Several firms buy stake in regional exchange, seeking to expand their trading options.
August 17, 2005: 5:58 AM EDT

NEW YORK (Dow Jones) - Several Wall Street firms bought stakes in the Philadelphia Stock Exchange Tuesday, the latest sign that the industry is looking to expand its trading options as the two major stock-trading venues seek to expand their market shares.

The Philadelphia Exchange said Tuesday that Citigroup, CS First Boston, Morgan Stanley and UBS took stakes worth a total of about $19 million in the regional exchange.

Morgan Stanley (MWD) took the largest piece of the Philly Exchange with a 10% stake, valued at $7.5 million . The investment bank will also receive a warrant allowing it to increase its stake to 19.9%.

Citigroup (C), CS First Boston (CSR) and UBS (UBS) will each invest $3.75 million for 5% each, including a warrant to increase their stakes to 9.9%.

The moves come after similar investments from Citadel and Merrill Lynch (MER) on June 16 .

"The big brokerage firms may not trust the New York Stock Exchange," said San Francisco-based hedge-fund manager James Ellman .

"They may be buying into these new businesses to protect themselves against too much dominant market power from the New York Stock Exchange organization after the merger with Archipelago," added Ellman, whose firm is called Seacliff Capital.

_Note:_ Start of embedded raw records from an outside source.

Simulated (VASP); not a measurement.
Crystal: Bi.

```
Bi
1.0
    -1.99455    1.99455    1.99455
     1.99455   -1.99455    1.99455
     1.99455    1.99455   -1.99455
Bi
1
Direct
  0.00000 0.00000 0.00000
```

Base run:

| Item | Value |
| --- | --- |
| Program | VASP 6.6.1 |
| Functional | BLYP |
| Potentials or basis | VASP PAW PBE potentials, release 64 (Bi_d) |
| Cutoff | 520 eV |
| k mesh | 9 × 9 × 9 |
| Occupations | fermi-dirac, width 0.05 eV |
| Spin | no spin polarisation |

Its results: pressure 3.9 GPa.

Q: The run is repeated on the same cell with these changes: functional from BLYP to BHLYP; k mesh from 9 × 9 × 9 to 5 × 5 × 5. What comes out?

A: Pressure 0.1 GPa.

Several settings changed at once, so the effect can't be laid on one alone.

This April, in the most sweeping change in its 212-year history, the New York Stock Exchange announced plans to merge with electronic rival Archipelago and become a public company. The move came amid a rapidly changing landscape for stock trading in the U.S. financial markets.

Days later, the Nasdaq Stock Market Inc. (NDAQ) announced the widely expected cash deal to buy Instinet Group for $1.88 billion .

So-called ECNs such as ArcaEx, Instinet and even the Nasdaq have fiercely battled to divvy up the trading-volume pie.

Firms like those that made the investment in the Philadelphia Exchange Tuesday have expressed concerns that the consolidation of the NYSE and Archipelago, along with the marriage of Instinet and Nasdaq, may drive up the cost of trading due to less competition.

That, combined with pressure on commissions, is driving firms to seek alternate trading venues, according to Ellman.

"The pricing pressure on commissions [is] likely to continue. Most institutions are able to trade for less than a penny a share at this point with discount brokerage or nonresearch-providing brokerage firms, and that puts pressure on brokerage firms that don't have particularly strong research capabilities to continue to charge more than one penny a share," he said.

If the recent buyers fully exercise their warrants, the six would own 89.4% of the Philadelphia Stock Exchange common stock.

"These alliances will help us become a strong new competitive force in the rapidly consolidating securities-exchange marketplace," said Philadelphia Exchange Chief Executive Meyer Frucher in a statement Tuesday afternoon.

"Our long-term objective -- to offer multiple product classes traded in one venue, at a competitive cost -- will ensure that the investing public is not captive to the forces of market-center convergence," he added.

The Philadelphia exchange also said it plans to make a buyback offer to its existing stockholders for up to 16,700 shares at $900 each.

It expects to make the offer in September and keep it open for 20 business days.